Published online by Cambridge University Press: 05 June 2012
Staking the Claim
My aim in this book has been to argue that the Bayesian approach to epistemology – an approach that seeks to derive epistemological insight from considerations concerning rational preference – makes an important contribution to epistemology. It turns out to be an aim whose realization requires some doing and some undoing. The proponents of the Bayesian approach to epistemology have, in their enthusiasm, burdened it with pretensions it cannot possibly bear. My strategy has been to identify and jettison these unsupportable pretensions and to show that, from what is left, we can still derive results of profound consequence for the way in which we are accustomed to think about (and conduct) the enterprise of inquiry, criticism and justification.

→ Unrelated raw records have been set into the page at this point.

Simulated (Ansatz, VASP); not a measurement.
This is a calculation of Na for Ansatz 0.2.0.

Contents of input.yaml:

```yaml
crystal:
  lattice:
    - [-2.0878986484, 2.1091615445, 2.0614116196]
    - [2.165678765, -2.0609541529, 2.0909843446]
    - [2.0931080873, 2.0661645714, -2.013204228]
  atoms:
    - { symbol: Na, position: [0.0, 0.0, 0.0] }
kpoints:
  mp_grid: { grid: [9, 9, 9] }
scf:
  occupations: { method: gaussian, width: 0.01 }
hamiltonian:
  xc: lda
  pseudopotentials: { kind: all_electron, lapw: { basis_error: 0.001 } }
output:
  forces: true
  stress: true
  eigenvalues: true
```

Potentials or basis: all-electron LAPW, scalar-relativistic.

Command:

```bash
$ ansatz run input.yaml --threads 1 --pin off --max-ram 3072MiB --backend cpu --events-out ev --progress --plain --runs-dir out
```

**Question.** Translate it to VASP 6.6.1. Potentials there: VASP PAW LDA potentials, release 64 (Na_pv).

The pages above bear ample evidence of the negative aspect of my strategy – of my dissatisfaction with orthodox Bayesian doctrine. I have maintained that it is a mistake to suggest, as orthodox Bayesians do, that rational agents ought to assign precise degrees of confidence to the hypotheses they encounter in the course of their inquiries. I have argued that Bayesianism's claim to have provided a measure of the degree to which one hypothesis can be regarded as evidence for another is simply false. I have shown why (at least some Bayesians to the contrary) decision theory does not, of itself, impose any diachronic constraints on our states of confidence.